Thanks for your feedback Kurt and Jark.

I'm wondering why we allow setting `val bf1 = new BloomFilter(0.001)`, `val bf2 = new BloomFilter(0.005)`. This is not very SQL-like.

Parameters should be passed when calling the function instead.

Users can use the query itself to parametize the function: `SELECT bf(0.0001, a), bf(0.005, a)`


If at all, we can think about a `CREATE FUNCTION bf1 WITH (precision=0.001)` DDL syntax. But with registering instances we might shoot ourselves in the foot in the future.
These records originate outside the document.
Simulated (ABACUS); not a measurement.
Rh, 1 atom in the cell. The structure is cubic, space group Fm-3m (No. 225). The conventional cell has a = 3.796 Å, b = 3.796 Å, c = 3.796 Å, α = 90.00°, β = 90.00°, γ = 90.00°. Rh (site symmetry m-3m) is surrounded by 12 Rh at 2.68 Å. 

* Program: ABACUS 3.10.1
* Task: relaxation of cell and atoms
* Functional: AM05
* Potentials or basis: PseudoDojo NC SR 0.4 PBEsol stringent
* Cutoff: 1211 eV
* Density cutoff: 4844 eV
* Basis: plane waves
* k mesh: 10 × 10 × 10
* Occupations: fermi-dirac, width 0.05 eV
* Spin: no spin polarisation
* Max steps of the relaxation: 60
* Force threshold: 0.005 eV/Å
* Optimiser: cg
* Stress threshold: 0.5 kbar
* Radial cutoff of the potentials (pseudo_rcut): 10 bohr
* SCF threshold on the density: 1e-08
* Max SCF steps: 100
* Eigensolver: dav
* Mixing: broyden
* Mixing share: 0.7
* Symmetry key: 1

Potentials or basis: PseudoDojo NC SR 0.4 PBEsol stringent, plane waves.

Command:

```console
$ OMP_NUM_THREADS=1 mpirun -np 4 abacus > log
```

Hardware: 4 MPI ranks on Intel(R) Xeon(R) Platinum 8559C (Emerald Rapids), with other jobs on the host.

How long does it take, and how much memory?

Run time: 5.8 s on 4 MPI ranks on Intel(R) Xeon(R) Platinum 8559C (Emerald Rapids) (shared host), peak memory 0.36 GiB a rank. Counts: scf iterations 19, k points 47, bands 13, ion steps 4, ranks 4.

Usually, function exist as classes, it seems unnatural to me that users need to instantiate the function first before registering it.


What do think?

Thanks,
Timo

On 11.10.19 05:10, Jark Wu wrote:
Hi, Timo

Regarding to createTemporaryFunction, I agree with Kurt, we should
encourage the class way, but should keep the instance way.
The reason is that this is an important feature to support parameterize
function as you said, but this can't be addressed by global job parameters
and open() methods.
Because users may want to instantiate more than one instance, e.g. `val bf1
= new BloomFilter(0.001)`, `val bf2 = new BloomFilter(0.005)`, and they are
used in one query.

The another reason is that this can't make the function call string
serializable, because in the Scala Table API path, users can still pass in
a function instance, e.g. table.select(bf1('a))

Best,
Jark

On Thu, 10 Oct 2019 at 23:09, Kurt Young <ykt...@gmail.com> wrote:

Regarding to createTemporaryFunction, could we just keep both choices? I
agree
we should encourage users to use the class, and it's the only choice when
user
using DDL. But for some Table API & SQL programs, I think it's actually
more nature
to use an object instead of use the classes. But this just depends on
personal
choices. One use case came to mind which might be affected by this is if we
want
to support some anonymous lambda functions as UDF. It will need such create
function
with objects support.

Best,
Kurt


On Thu, Oct 10, 2019 at 4:51 PM Dawid Wysakowicz <dwysakow...@apache.org>
wrote:

Thanks for the comments.

@Timo I think your suggestion makes sense. I changed the signature to

void createTemporaryFunction(String path, Class<? extends
UserDefinedFunction> functionClass);
This will mean that after we make QueryOperations string serializable and
we expose the type inference in functions we will have only a single
object
that cannot be persisted in a catalog and thus have only a "Temporary"
method:

void createTemporaryView(String path, DataStream stream);

I updated the FLIP page accordingly. I also listed explicitly methods
that
we need to deprecate and added a note that the implementation of the
methods concerning UserDefinedFunctions has to be postponed until we have
type inference in place.

As the voting period for FLIP-57 ended, I will start the VOTE thread for
FLIP-64 tomorrow morning, unless there are some objections until then.

Best,

Dawid


On 10/10/2019 16:16, Kurt Young wrote:

Thanks for the clarification Timo, that's sounds good to me. Let's
continue
to discuss other things.

Best,
Kurt


On Thu, Oct 10, 2019 at 4:14 PM Timo Walther <twal...@apache.org> <
twal...@apache.org> wrote:

The purpose of ConnectTableDescriptor was to have a programmatic way of
expressing `CREATE TABLE` with JavaDocs and IDE support. But I agree
that it needs some rework in the future, once we have finalized the DDL
to ensure that both concepts are in sync.

Regards,
Timo


On 10.10.19 16:08, Kurt Young wrote:

Regarding to ConnectTableDescriptor, if in the end it becomes a builder
of CatalogTable, I would be ok with that. But it doesn't look like a

builder

now, it's more like another form of TableSource/TableSink.

Best,
Kurt


On Thu, Oct 10, 2019 at 3:44 PM Timo Walther <twal...@apache.org> <
twal...@apache.org> wrote:

Hi everyone,

thanks for the great discussion with a good outcome.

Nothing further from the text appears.